If you’re looking to inject a bit of excitement into your trading style, you should consider “swing trading.” This investment strategy refers to investors who try to capture profits in only 1 to 4 days. When using swing trading strategies, you rarely hold onto stocks for more than a week. So if you’re wondering what is swing trading and how you can use it to engage in some fast paced and often profitable trading, read on!
How to swing trade
By and large, swing traders use technological analysis to evaluate stocks. This means that instead of digging into financial reports, doing industry analyses, and similar activities that look at the intrinsic value of stocks, traders using a swing strategy look at patterns in stock prices, and often use automated analytical tools. Swing investors love using data analytics and crunching numbers to find opportunities to generate great returns.
Popular swing trading stocks are often stocks that are very volatile. Penny stocks, tech stocks, bio tech stocks, and all the rest. The reason these stocks are so popular for swing trading is because their volatility creates opportunities to make big returns off of price movements in very short periods of time. Remember, swing traders want to offload their stocks within four days. Stocks that move slowly, like traditional blue chips, often aren’t the best for day trading and other short-term trading strategies because prices usually don’t move at significant enough of rates to generate returns. Big blue chips that are suffering turbulence for some reason, however, are good candidates.
If you want to engage with the swing trade strategy, you have to be good at finding patterns, or at least willing to develop your skills. You won’t be spending your time digging through financial statements, but instead trying to find insights buried within general market data.

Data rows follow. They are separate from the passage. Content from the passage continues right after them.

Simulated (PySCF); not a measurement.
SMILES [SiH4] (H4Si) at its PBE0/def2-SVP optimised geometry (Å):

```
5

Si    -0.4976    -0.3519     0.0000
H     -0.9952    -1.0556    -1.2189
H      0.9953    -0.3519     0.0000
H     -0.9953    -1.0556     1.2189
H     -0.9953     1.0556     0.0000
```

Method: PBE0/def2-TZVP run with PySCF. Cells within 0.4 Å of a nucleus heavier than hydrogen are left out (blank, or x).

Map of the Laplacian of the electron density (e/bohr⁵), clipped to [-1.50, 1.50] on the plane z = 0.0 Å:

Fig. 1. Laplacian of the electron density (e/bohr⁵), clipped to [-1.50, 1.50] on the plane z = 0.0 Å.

A Swing Investing Case Study
For example, let’s say Apple just released its quarterly results and the numbers were terrible. Stock prices are plummeting, 5 percent, 6 percent, 10 percent! Is the sky falling, or is a situation presenting itself? That’s up to you to find out.
Let’s say you quickly run some numbers and examine similarly large technology companies in the last three years that reported bad quarterly data and dropped by about 9 to 13 percent. Of these ten companies, eight of them quickly rebounded within five days and posted gains of five percent or more after bottoming out.
Going back to Apple, you see that the decline is rapidly slowing and prices are stabilizing, down 11 percent. Based on the above information, you know that other technology companies in a similar situation quickly rebounded. Checking your own investing knowledge, you know that many investors simply overreact to bad news.
You pull the trigger, you invest, and then as expected, stocks rise by 7 percent over the next three days. Now, part of you might be tempted to hold onto the stocks, but it’s Friday and you recognize that you didn’t make your investment based on industry insights or in-depth knowledge of Apple itself. The knowledge you gained from that data is now running out of steam, so you decide to sell, locking up your 7 percent gains.
The risks of swing trading
Where there are rewards, there are risks and when it comes to investing, the higher the chance for rewards, generally the greater the risks. Triple A rated bonds, for example, are low risk. As a result, the interest rates generated on them are generally quite small. In fact, historically some bonds have even had negative rates! That means you pay to hold them! Why? Because of absurdly low risks.
Similarly, penny stocks, which are cheap to buy and could very well post huge gains in a short period, are high risk. The company you’re investing in could go bankrupt or suffer a huge setback. Apple was once a penny stock, before Steve Jobs returned. The company was out of touch, had little market share, and looked to be on the verge of collapse. It didn’t. If you had invested in Apple back in the late 1990’s and held onto your stocks, you would have made huge returns! Former energy giant Enron was also a penny stock at one point. It did collapse and investors lost everything.
Swing trading is a higher risk investment because it relies on volatile and fast moving stocks. If you misinterpret data or fail to consider important points and pieces of data, you might end up losing money. For this reason, we generally recommend that you use risk capital, which is money you could afford to lose, when using this trading strategy. If you over expose yourself, you could find yourself getting burned, so be careful!